Quote from: The Burning Life
There was no social segregation: if you could afford to move up, you did, and you bought with you whatever lifestyle you chose.
Curiously, this statement seems to contradict itself. If it's not a lapse, it could mean for example that the narrator doesn't want to see certain things in his surroundings. On the other hand, if it's true, I think it has interesting implications.

The income differences of the Federation are probably the largest anywhere - in the name of freedom there's no structure which would moderate them. Now the Gallente cities in the illustrations seem to be based on urban planning, they are not "jumbled up", so there must exist a bureau which has enough public intervention authority to prevent social segregation.

Existence of such bureau would be a strong limitation on the individual freedoms of the citizens, but its non-existence would contradict the apparent urban planning and the lack of slums in TBL. Since the latter facts are less abstract, I would guess they might be closer to the truthTM.

Quote from: Seriphyn Inhonores
Do Amarr cities that expand over large areas have divisions of Holder, Commoner and Slave? A citadel area that makes the Holder's territory, encircled by the Commoner districts, then encircled further by the Slave districts?
Actually I would assume that the serfs would live close to their place of employment, the Holders would keep a healthy distance from each other and the commoners would prefer to live close to the Holders.

Sure, if there were a luxury resource such as a seashore or a large cathedral available, then probably most of the Holders would prefer to live close to it and the commoners would then be more numerous in the rest of the city.

Anyhow, I would argue that the Amarrian cities might actually have less social segregation than their Gallentean equivalents.
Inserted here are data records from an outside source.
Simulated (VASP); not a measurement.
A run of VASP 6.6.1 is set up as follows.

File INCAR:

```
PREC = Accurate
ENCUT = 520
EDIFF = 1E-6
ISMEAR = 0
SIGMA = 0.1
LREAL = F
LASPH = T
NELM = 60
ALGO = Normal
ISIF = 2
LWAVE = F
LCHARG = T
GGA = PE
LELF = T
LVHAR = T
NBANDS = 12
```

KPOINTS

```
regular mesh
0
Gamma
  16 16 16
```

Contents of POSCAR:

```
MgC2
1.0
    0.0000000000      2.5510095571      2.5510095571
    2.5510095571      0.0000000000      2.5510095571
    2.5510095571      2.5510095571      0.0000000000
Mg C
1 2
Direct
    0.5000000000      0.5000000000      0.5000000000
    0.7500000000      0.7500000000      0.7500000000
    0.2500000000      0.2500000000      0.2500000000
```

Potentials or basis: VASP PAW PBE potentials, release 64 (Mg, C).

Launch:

Quote from: Seriphyn Inhonores
What about Minmatar? A complete mess, all jumbled up, where an extremely rich family would live in an apartment block right next to a slum?
Maybe the tribal systems should have an influence on the urban planning of the Matari cities? As far as I know, in Africa, where RL examples of such systems exist, the modern cities with all their disorderliness were built relatively quickly and cheaply to accommodate large numbers of migrants. Most likely they have little to do with the tribes.

Better examples might be found from the rural villages. In some cases they were highly spread-out and clearly subdivided between the families forming the village. The tradesmen, schools and dedicated shamans of each family were located near the palace of the king. The residences of the family/subtribe leaders were further away, but all connected to the shared resources, including the palace, with roads.

Even though shack settlements might be visually more interesting than crystal spires and flower gardens, I would assume most people would avoid building slums whenever they have other options. Although such conditions don't seem to be rare anywhere in New Eden.
« Last Edit: 01 Jul 2011, 09:15 by Tamur »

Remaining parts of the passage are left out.